As a kid I spend many summer afternoons in the library. Not only did I enjoy reading, but summers were hot and the library kept their air conditioning pumping. I’d get there pretty early to sign up to enjoy the allotted half hour of computer time. I believe there were only three computers at the time. Where in the World Is Carmen Sandiego and Oregon Trail were my go to games.
The days at the library usually started that way, were broken up with a book find and usually ended with one of the librarians sending us home (throwing us out) as our energy started to pick up and ultimately we’d tax their reserves.

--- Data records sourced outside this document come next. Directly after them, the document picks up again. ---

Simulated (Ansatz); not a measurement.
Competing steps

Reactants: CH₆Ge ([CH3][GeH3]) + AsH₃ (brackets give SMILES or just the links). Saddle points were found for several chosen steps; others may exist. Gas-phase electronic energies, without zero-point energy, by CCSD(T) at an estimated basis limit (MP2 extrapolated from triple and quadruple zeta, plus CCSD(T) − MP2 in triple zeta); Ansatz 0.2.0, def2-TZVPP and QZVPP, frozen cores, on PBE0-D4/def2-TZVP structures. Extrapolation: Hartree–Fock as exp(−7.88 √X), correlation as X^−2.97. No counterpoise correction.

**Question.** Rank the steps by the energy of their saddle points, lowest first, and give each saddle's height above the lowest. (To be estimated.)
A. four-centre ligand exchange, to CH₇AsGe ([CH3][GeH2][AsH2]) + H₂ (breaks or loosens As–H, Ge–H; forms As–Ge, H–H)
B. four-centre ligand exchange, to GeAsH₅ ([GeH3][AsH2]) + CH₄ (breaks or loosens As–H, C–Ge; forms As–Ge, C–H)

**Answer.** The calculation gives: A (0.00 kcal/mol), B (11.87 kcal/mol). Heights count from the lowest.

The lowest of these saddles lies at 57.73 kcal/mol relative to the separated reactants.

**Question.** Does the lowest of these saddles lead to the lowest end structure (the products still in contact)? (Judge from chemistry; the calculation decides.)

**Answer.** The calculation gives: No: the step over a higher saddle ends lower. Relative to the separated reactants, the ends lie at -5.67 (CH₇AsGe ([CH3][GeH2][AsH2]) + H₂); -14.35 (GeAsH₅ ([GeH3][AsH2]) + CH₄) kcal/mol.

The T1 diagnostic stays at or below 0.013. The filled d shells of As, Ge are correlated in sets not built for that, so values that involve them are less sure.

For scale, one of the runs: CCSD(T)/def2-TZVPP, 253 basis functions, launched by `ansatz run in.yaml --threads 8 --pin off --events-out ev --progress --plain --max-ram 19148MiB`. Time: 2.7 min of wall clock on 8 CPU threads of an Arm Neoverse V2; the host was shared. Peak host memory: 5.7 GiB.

Among their collections the Seventeen and Glamour magazines were always available. Inside protective plastic covers I always found a much needed respite from my other serious reads, like the Sweet Valley High series. I’d swallow the entire issue at once, hungry for more, but left waiting for the next issue. Their colorful covers called out to me, I really did need to know all 350 Party Hair Styles!
Life was simpler back then, or was it. People always say that but do they really believe it? It might have seemed simple, but only to those simple minded. The truth is, it wasn’t simple. It was just less information at once and many times we were left waiting or really too tired to find more.
In fact, the truth is we love information, lots of it, and quickly. I remember having to hunt for books for homework assignments. The minute my train of thought changed, I’d have to reign them back in or else search for all new info and start again. It was all very time consuming. My curiosities were really met from reading fictions. I learned about all sorts of stuff I never heard of. As a few years went by and we got our own computer life opened up, but only slowly.
Cursed be those who called the house phone and threw you off the AOL. I can still hear the computer trying to connect to the internet. The early days were trying, but still, getting on was so worth it!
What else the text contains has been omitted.